An Open Letter to Tim Bray about OSCON
Hi Tim,
I'm sorry I didn't get a chance to meet you at OSCON; I've been following your blog for a while and it's been a treat.
I'm writing to compare your experience at OSCON to my experience.
Interestingly, both you and I were added to the schedule at the last minute, but for very different reasons.
The submissions board did not think my talk was interesting or appropriate, largely it seems because it was about operations. Tim O'Reilly blogged about how cool Microsoft's operations are, though, paying particular attention to how important the topic is these days, and my (relatively bitchy) comment on his post led to Nat offering to let me fill in a slot opened up through a cancellation. I expect that my proposal was worded horribly, which likely had something to do with the rejection (I had no idea how to phrase the abstract or talk so it would be appropriate, because I had little knowledge of the attendees) but it was one of very few talks on operations and the only one on automation other than Capistrano, which is Rails-specific.
Your talk, on the other hand, seems to have been accepted at the last minute because you were able to email Nat directly and he clearly knows you, and because the topic is very Web 2.0. I expect that you could have gotten a slot on about any topic, but your proposal discussing Atom seems like it was a shoo-in given the people choosing slots. I might be getting the wrong impression about how you got your speaking slot, but your post implies it took only a few words from you to Nat.
This is relevant because I think it leads directly to our divergent perspectives on OSCON. I thought it was the most insular conference I've ever attended; every party was invitation-only, and invitations were not exactly trivial to come by. Well connected people got even better connected, and poorly connected people (such as myself; I'm well-connected in the systems world, but apparently not in the O'Reilly world) stayed poorly connected.
If part of OSCON were converted to a foo-style camp, then it would in fact be foo-style; that is, only friends of O'Reilly would be invited. This would just increase the insularity of the conference. There is a very good reason why people have created bar camps -- we live in an open culture, and it's not right that there be gatekeepers to the culture. Tim O'Reilly clearly has the right to do whatever he wants in his own camps and conferences, and he's done a great job of meeting and connecting a lot of great people, but it should be obvious that the open source world prefers open processes and open conferences.
And don't think that I was the only person who noticed or commented on the conference's insularity -- it came up quite often at the tables in the hall, which is where I spent a significant portion of the conference.
I, too, was disappointed with the content in the conference, but I do not think the solution is to let the luminaries speak and everyone else listen. I think it should take a bit more of a page from science -- peer reviewed talks would be a great way to judge both interest and quality. I can only assume that OSCON's acceptance board is as insular as the rest of the conference, and it likely had a large impact on the conference.
Really, though, I think the conference just lacks a purpose -- is it to enable better OSS software? Bring developers and users together for networking? Inform developers and users? Help build business around OSS? Or just to talk about anything and everything related to OSS?

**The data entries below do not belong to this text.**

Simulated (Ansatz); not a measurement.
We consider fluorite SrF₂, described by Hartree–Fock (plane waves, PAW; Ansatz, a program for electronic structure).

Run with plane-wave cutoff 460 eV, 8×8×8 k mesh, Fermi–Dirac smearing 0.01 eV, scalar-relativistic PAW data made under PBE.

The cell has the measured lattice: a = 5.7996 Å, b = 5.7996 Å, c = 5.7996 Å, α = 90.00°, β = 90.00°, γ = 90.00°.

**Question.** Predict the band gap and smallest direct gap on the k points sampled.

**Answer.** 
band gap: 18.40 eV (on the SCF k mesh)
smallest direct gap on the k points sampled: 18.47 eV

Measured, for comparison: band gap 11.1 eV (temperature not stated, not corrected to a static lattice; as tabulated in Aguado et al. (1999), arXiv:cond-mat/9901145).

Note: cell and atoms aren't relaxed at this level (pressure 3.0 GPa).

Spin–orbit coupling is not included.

I think not having a clear purpose resulted in a conference that didn't do its job very well. The greats got to talk and they did great, because that's why they're famous, after all. There were no good mechanisms for choosing the not-greats, so it was pretty random as to whether something good got chosen.
Why is it that a conference organized entirely around openness is so closed in its production and experience? I cannot find any detail about the organization of the conference beyond Nat and Tim. Compare that to USENIX's LISA organizer's page -- it doesn't show all of the paper reviewers, but this is everyone involved in decision-making, anyway.
I feel a bit like an ingrate, because I was provided an opportunity to present, after all, but the whole thing was a strange enough experience that I don't think I can skip the commentary.
Is it time to create an Open Source conference that's created in the same way that Open Source is created?
(I'm sorry this is so long, but I didn't have time to make it shorter.)